Co-writing a park, inhabiting it with role-playing

Nordic live role-playing conference Knudepunkt has started, Miriam has some photos. Yesterday I gave a workshop about writing “fictions and try different approaches to co-creation. Everyone  write in the same document simultaneously.” I want to share an exercise developed with Ulf Staflund, that I’ve only done once before but enjoyed a lot both times. I’ve written a little bit about it in swedish earlier.

The Park

  1. You need a group of people in the same room, co-writing with each other. The room should be big enough to have a designated area for interaction, The Park.
  2. The group starts out writing about the park. The text have no characters, only milieu and atmosphere.
  3. When someone feel ready s/he can enter the Park and through role-playing, mime or dance inhabit it with a character. When someone is on “stage” the writing stops and the attention of the group is on the stage.
  4. When a character leaves the stage it can be introduced in the text and the writing continous untill someone else gets the impulse to go on stage.

Music can help the participants to enter the same mode.

What I like about this exercise is that the role-playing part can stay very low-key and still produce tension and precense. It’s also nice to be able to go in and out of character without the pressure to sustain an illusion which is almost always present in live role-playing.

Here is an excerpt from last night:

Sun. Always sun.
The old oak had been here longer than the park itself. Standing as royalty in the middle, a place for thoughts. It was a warm, late afternoon, the sun shining on the paths of the park, on the leaves. Before, teenagers used to hide love letters to each others in holes in the tree. But these days they use internet instead.
The shadow of the trees were slightly shaking with the wind. It was talking to the grass in a very soft language.

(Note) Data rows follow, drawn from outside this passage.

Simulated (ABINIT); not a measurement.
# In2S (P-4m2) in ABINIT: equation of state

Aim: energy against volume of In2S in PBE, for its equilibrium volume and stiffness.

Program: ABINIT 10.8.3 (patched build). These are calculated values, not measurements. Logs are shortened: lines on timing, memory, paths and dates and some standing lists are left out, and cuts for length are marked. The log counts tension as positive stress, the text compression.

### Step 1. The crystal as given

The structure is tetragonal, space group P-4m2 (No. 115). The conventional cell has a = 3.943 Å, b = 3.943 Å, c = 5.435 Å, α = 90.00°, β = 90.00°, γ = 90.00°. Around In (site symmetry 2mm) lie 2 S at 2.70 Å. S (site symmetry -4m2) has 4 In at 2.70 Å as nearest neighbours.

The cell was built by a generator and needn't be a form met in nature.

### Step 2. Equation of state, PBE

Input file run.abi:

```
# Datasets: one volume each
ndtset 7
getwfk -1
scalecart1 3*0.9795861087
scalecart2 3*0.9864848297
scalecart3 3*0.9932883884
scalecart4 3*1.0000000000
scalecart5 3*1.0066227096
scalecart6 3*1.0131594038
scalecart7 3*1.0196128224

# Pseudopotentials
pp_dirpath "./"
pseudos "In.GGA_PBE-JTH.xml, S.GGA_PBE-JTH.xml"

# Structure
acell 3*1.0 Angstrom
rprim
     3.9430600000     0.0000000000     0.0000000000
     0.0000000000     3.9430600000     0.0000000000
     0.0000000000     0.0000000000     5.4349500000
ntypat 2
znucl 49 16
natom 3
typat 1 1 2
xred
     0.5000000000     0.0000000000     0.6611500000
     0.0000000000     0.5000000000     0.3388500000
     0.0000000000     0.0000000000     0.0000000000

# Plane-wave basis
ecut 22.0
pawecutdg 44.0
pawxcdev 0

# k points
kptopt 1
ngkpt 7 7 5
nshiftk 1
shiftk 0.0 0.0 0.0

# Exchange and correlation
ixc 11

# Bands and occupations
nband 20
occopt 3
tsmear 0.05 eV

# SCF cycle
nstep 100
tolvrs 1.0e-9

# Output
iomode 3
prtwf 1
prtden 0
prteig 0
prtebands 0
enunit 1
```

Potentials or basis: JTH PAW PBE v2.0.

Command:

For the people of the city the park has always been their only green refuge amidst smoke, exhaust and dirt. For the homeless people in the city, the park also serves as a kind of hostel. But there are no benches. They took them away because the homeless used them for sleeping. People have to sleep in the cold grass, covered with leafs. During the summer months this is not too bad, but every winter the cold nights take away the lives of some of the park’s inhabitants. It’s called the share of the carnivourous trees.